One of the hallmarks and frustrations of the field of education is the imprecision of the language. In education we call the same thing by many names, or we use the same term to mean many different things. One example of the former is the scoring of student writing by a computer algorithm: automated essay scoring, artificial-intelligence scoring, automated essay grading and machine scoring are a sample of the terms. Two of these terms pop up in a recent EdWeek Curriculum Matters blog post. The post is entitled English Teachers Group Opposes Machine-Scored Writing and Catherine Gewertz concludes the post with this assessment:
The viability of artificial-intelligence scoring on the common assessments is a powerful cost manager for the two groups of states that are designing tests for the common standards. If they decide that humans must score the essays, the expense of the tests soars. And cost is, of course, high on states’ radars as they weigh their continued participation in the two groups.
The blog title echoes The National Council of Teachers of English phrase “machine scoring” from their position paper, Machine Scoring Fails the Test. “Machine scoring” sounds mechanical and mindless which captures the NCTE view nicely, while Gewertz’s phrase “artificial intelligence scoring” suggests the process may in fact be intelligent and clever. It seems NCTE views automated essay scoring (AES) as very similar to computer estimations of readability (e.g. Lexile, Flesch-Kincaid) which only look at a couple text features, one concerning vocabulary and one concerning sentence length. In fact, AES algorithms are much more comparable to the work on text cohesion done at the University of Memphis, Coh-Metrix (http://cohmetrix.com). Grounded in linguistics, estimating text cohesion looks at over 80 features of text. Similarly based in linguistics, AES algorithms look at multiple text features.

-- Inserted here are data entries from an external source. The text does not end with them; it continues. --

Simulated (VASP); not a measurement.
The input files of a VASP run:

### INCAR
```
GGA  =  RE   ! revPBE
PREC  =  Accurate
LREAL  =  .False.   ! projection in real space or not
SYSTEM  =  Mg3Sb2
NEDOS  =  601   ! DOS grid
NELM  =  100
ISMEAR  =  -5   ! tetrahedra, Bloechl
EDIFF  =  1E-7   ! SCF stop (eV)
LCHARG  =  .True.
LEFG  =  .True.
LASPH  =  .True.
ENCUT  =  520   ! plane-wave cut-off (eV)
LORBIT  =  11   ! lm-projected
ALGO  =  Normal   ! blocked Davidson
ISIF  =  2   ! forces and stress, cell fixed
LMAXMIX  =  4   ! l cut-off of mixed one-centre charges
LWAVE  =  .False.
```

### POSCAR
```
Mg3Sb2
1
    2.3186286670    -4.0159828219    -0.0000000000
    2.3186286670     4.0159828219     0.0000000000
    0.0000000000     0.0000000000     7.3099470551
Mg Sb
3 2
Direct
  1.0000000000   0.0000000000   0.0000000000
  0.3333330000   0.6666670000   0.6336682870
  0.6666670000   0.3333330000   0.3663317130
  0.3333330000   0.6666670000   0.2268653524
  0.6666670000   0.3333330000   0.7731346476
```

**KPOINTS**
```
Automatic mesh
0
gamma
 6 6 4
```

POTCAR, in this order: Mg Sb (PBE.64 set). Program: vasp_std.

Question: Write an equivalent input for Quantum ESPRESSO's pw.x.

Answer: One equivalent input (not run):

Gewertz’s blog views the question of whether the consortia will use AES as an open one, but everything I read including the test blueprints recently released by PARCC indicates that student writing will be “hand scored”, another odd term, which means humans will read the writing and assign a score point based on a rubric. Now, if the consortia had chosen to use AES to score writing, I would not be wringing my hands though I think the ideal use of AES is in conjunction with human readers. It is this use of AES that I would recommend to curriculum developers, principals and ELA supervisors—having been in all those roles myself—as they find ways to both manage the increased writing demands of CCSS implementation and as a way to assure better quality scoring of student writing.
Thinking first of a summative purpose for a writing assignment—an assessment of student proficiency, AES can help overcome some of the weaknesses associated with human scoring. When humans score only for a summative purpose, for instance essays written for a final exam, they score quickly and often focus on superficial features that may be proxies for quality. Using AES can generate a second score for each essay when it is not appropriate to ask a second teacher to rate the essays. Two data points are always better than one. This can help avoid many issues with teacher scoring. One that is well-documented is the concept of drift. As a teacher scores a set of essays, the scoring tends to drift over time. A paper at the end of a set gets a different score than it might at the beginning of a set. Good teachers often go back and review the first couple essays scored and compare them with the last couple scored to make sure their ratings have remained consistent.
In addition to providing a second view of essays, there are other advantages of coupling AES scores with human ratings including supporting teachers in the humanities with their essay scoring. Allowing the AES to focus on what it does well, allows the content area teacher to focus on what she does best, evaluating content. These uses of AES are not replacing the human rater but providing an extra data point to help produce greater reliability of scores.